"Groupware and Social Dynamics" from Jeffrey Mogul on 1996-01-08 (http-caching-historical@w3.org from January 1996)

From: Jeffrey Mogul <mogul@pa.dec.com>
Date: Mon, 08 Jan 96 12:46:48 PST
To: "Roy T. Fielding" <fielding@avron.ICS.UCI.EDU>
Cc: http-caching@pa.dec.com
Message-Id: <9601082046.AA24539@acetes.pa.dec.com>
    The Web is designed to be used by *and created by* people.  People are a
    necessary part of the evolving system which is the Web.  The Web is
    a type of system commonly referred to by the term "groupware".  There are
    certain design and implementation factors which are known to cause
    groupware systems (or projects creating such systems) to fail.  Although
    not strictly WWW-related, the following paper:
    
	Grudin, Jonathan. "Groupware and Social Dynamics: Eight Challenges
	   for Developers". Communications of the ACM, 37(1), January 1994.
    
    is instructive and presents more background cases.  Web protocol
    designers need to be aware of these factors and design with them in mind.
    I know that TimBL is aware of them, and that I am, but for too long I have
    also been assuming that the HTTP WG members are aware of them as well
    [or, at the very least, would understand why I was making design decisions
    based upon those factors].

On your suggestion, I read that article (at least, I read a large
part of it, but skimmed some sections).  It's a good article, but
I think it is not entirely relevant to our own efforts, for two
reasons:

	(1) The article primarily addresses the question of
	*adoption of groupware systems*, and points out that
	many such systems were never successfully adopted.
	
	(2) The article is primarily about the user's view
	of such systems, including their semantics and perhaps
	performance, but not about the details of how they are
	implemented.

Thanks in large part to the vision and creativity of the pioneers, and
to the simplicity of the original HTTP protocol, the Web has certainly
been "successfully adopted."  I think we are now in a different phase,
one which some people call a "success disaster".  The problem is not
how to get people to use the Web, the problem is how to engineer the
Web to continue to meet the needs and demands of its users.  If the Web
ends up as a failed system, it will not be because of barriers to
adoption, but rather (in some sense) the converse: too many users for a
design that didn't successfully scale.

Regarding the different between the user's view and the
implementation:  arguments about what to optimize *in the HTTP
protocol* are of course related to what the users see, but the users
see these protocol features only indirectly.  I.e., does the protocol
support fast, efficient, reliable, and intuitive use of the Web?  To
argue that a *protocol* must be simple in order to meet these goals
would be like arguing that CPU instruction sets must be simple, or that
the code of a web browser must be simple.  When I think about the
browser code I've seen, and the CPU implementations that have been done
in my group, it probably takes more complexity at these lower levels to
make the upper level seem "simple", not less.

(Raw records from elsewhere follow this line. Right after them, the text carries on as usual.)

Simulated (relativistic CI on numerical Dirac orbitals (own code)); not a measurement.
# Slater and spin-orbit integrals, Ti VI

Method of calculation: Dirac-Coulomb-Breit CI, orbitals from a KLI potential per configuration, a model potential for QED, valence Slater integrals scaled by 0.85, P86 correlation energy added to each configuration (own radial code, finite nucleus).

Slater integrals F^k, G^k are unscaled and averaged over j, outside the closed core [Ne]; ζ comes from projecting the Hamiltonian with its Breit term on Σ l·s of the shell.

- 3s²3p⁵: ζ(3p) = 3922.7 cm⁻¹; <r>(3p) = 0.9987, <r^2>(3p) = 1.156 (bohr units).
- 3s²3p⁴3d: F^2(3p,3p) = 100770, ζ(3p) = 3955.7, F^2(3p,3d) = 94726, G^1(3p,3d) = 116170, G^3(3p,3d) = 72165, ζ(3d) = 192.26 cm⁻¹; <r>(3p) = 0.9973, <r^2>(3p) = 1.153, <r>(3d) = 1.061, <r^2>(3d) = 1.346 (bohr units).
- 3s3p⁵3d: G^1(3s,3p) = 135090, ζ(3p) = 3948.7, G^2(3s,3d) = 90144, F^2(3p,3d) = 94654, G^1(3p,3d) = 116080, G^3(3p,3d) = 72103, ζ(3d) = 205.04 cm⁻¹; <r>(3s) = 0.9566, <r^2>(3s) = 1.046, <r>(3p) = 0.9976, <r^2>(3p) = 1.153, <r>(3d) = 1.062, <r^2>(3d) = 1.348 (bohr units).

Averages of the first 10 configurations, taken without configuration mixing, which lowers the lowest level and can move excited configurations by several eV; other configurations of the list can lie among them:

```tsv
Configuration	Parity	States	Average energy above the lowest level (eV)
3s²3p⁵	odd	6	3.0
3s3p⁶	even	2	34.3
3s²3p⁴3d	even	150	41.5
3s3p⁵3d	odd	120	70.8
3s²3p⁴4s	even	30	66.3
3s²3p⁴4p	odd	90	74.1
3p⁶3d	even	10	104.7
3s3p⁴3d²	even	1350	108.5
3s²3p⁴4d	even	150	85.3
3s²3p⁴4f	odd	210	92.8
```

I am NOT arguing that the HTTP protocol *should* be complex.  It is
clear that the simple initial design led to widespread implementation,
and I am sure that too much complexity in a revised design would lead
to no implementations.  I am arguing that some added complexity in the
protocol is necessary if we are to address the scaling issues and some
of the user-interface issues that have come up.

    Finally, at least one person has said that the current caching
    algorithm is "broken".  However, I have yet to see any examples of
    brokenness illustrated with the current HTTP/1.1 caching
    mechanisms.  I have also yet to see an example of cache
    usage/requirements that has not already been met by the HTTP/1.1
    design.  Since the purpose of the caching subgroup was to do that
    BEFORE redesigning the protocol, I am not at all happy about the
    current direction of the subgroup.

You are right that we (those of us arguing for a new cache design) need
to make our complaints more explicit.  I'll try to point out a few, but
I'm reasonably sure that other people will have contributions, and I
hope they will make them (politely, of course).  At the same time,
I want to stress that I don't think that your proposed caching design
is completely "broken"; I think it is wrong in some of the details,
and (as I've struggled to write up my own proposal) it's become clear
to me that we haven't quite developed the right language for
discussing or precisely describing any caching design.

Among the eight challenges that Grudin lists, one is described (box on
p. 97) as "failure of intuition" (elsewhere he uses a somewhat
different phrase).  He seems to mean this in a variety of ways, but in
particular he means that a user interface should not give nasty
surprises.  (Dave Mills calls this "The Principle of Least
Astonishment".)  Long-time readers of comp.risks may remember that one
of the common phrases to find at the end of the flight voice recorder
tape from an airplane crash is "why did it do THAT?", especially with
highly-automated cockpits.

I believe that the current HTTP caching design quite often leads to
failures of intuition, manifested as the frequent need to hit the
"Reload" button.  Caching ought to be transparent to users, except
for rare occasions, and except (of course) for performance.  But
instead, we are required to maintain a mental model of what things
might be cached, and when this might lead to stale displays, and
how we can work around this.  For someone with a degree in computer
science, this is merely an annoyance, but have you tried explaining
this to a lawyer or an artist?

Now, it may be impossible to maximize cache effectiveness (hit rate)
and transparency at once, but I think the current design leaves
something to be desired.  In particular, when I want to get a new view
of a page with some changing images and some immutable ones (e.g.,
http://www.unitedmedia.com/comics/dilbert/) I'm pretty much forced to
reload all of the images, not just the ones that change often.  One
could probably make this almost work right using GET I-M-S and
Expires:, but part of the problem (I think) is that there is currently
no explicit definition of what caches are actually supposed to do with
this.  (E.g., if the client does a GET I-M-S and the cache believes its
stored modification date, does it need to do a GET I-M-S to the
server?)  It may be that most of problems have to do not with
the protocol elements, but with a lack of explicit description about
algorithms.

I think it's also clear that although we don't quite understand
how to combine caching and content negotiation, it certainly isn't
covered in the draft 1.1 spec.  This could also lead to intuition
failures, if we don't get it right.

Anyway, my hope is that we can arrive at a consensus on a protocol
that provides both transparency and performance, and in a way that
does not change the basic principles of HTTP (but may require changing
some details).

-Jeff
Received on Monday, 8 January 1996 20:54:45 UTC